Does the outcome of the Dutch 2.6GHz auction represent skepticism on LTE?

There are various spectrum auctions ongoing at present or the near future. The big ones are the 3G bands in India (2100 and 2600MHz), as well as a multi-band auction (800 / 1800 / 2000 /2600 MHz) in Germany.

But there is a smaller one that has just finished in the Netherlands, for the 2.6GHz band only. The outcome has been pretty lacklustre - just €2.6m. Martin Sauter has the breakdown of it here.

Trying to analyse this is a bit further, my current thoughts are:

- The two newcomers both have extensive fixed broadband assets - Tele2 has 431k subscriptions and the other (Ziggo) is a joint venture between cable operators. That potentially points to an "inside-out" strategy at 2.6GHz, plus Tele2 attempting to switch some traffic (data?) away from its MVNO arrangement.
- There are only three incumbents, which means that competition for spectrum in other bands is not as harsh as in other markets. Nevertheless, it seems odd that they only bid for 2x5 and 2x10MHz - although it's not immediately clear how those fit with the spectrum caps under the auction rules. The 5MHz is particularly strange, as it potentially means lower peak and shared rates for devices running in a "hotspot" 2.6GHz band location, rather than a wider macrocell.
- We can pretty much write off any opportunity for mobile WiMAX or TD-LTE in the Netherlands for the forseeable future, given the lack of bids for unpaired TDD spectrum.

One interesting possibility is that the Netherlands' very high fixed broadband penetration might mean that operators are looking to WiFi and femtocells rather than spectrum additions for capacity enhancement. The Dutch are already among the leaders in the deployment of picocells as well - both for public locations and for low-power GSM.

Another questionmark is around LTE. The results of the auction suggest that 2.6GHz (the main likely band for LTE in Europe) is not seen as particularly strategic - which may reflect reticence overally for the technology in Holland. I've suggested before that operators should lean on their vendors (and chipset suppliers) for support of 2.6GHz HSPA, which would seem to fit better with the allocations.
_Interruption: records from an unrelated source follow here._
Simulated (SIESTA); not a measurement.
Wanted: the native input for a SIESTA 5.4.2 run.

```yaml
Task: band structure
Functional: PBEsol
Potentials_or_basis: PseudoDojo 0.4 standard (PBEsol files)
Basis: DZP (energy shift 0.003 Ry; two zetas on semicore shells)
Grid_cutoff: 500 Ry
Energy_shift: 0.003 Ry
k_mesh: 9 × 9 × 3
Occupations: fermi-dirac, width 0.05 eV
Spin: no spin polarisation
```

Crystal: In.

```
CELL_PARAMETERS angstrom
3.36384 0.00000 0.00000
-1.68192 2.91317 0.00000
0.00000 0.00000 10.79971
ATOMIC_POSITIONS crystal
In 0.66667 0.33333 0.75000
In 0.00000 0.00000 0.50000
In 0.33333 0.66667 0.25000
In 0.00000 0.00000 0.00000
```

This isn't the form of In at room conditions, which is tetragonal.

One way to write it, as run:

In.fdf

I'll try and catch up with the German, Danish and Indian auctions over the next week or so.

(There is also an ongoing 2.1 / 2.6GHz auction in Denmark)


Anonymous said...

In The Netherlands, the incubators were not allowed to bid on the 20MHz.

John Davies said...

KPN and Vodafone have less spectrum than T-Mobile in the Netherlands following T-Mobile's takeover of Orange, which explains why they were able to get more in the auction. The spectrum is tradable after ~2.5 years, with minimal rollout obligations. It is possible that the other winners therefore have effectively bought an option rather than having serious plans.
They could also use the threat of building a network to lean on the incumbents for lower MVNO pricing.

Sami said...

>it seems odd that they only bid for 2x5 and 2x10MHz
T-Mobile, KPN and Vodafone all got the maximum allowed under the rules. Considering the money they had to spend, I think it makes perfect sense.

> 2.6GHz is not seen as particularly strategic
It is not a question of strategy, if the incumbents have a hard limit on the spectrum they can get.

>The outcome has been pretty lacklustre - just €2.6m.
I think the resulting low sum is indication of the cap placed on the incumbents, rather than scepticism on LTE (or WiMAX or HSPA). As long as there is no competition in an auction, there is no need to pay higher price.

>We can pretty much write off any opportunity for mobile WiMAX.
Perhaps, but I'm wondering why in the title you chose to cast doubts on LTE, not WiMAX?

It will be interesting to see your analysis on the German auction.

As before, these opinions are mine, not my employer’s (Nokia).

Dean Bubley said...

Thanks for the comments on this.

OK, I mentioned I knew there were spectrum caps, but I didn't know exactly they fitted with this.

I also recognise the option pricing argument - but it's still fascinating to see that other possible bidders from the cellular community shied away from the potential for something "disruptive".

Clearly there's a supply/demand situation, but it's really telling that in this case, it isn't spectrum price that's the entry barrier for really innovative business models, such as public-sector networks, clever combinations with WiFi, fixed-wireless and so on.

This could also be a reflection that there's quite a bit of fibre in the Netherlands, so less argument for fixed BWA.

Sami - I didn't mention WiMAX in the header as there really isn't much sign of enthusiasm for 2.6GHz WiMAX in Europe anywhere. TD-LTE, however, seems to be "flavour of the month".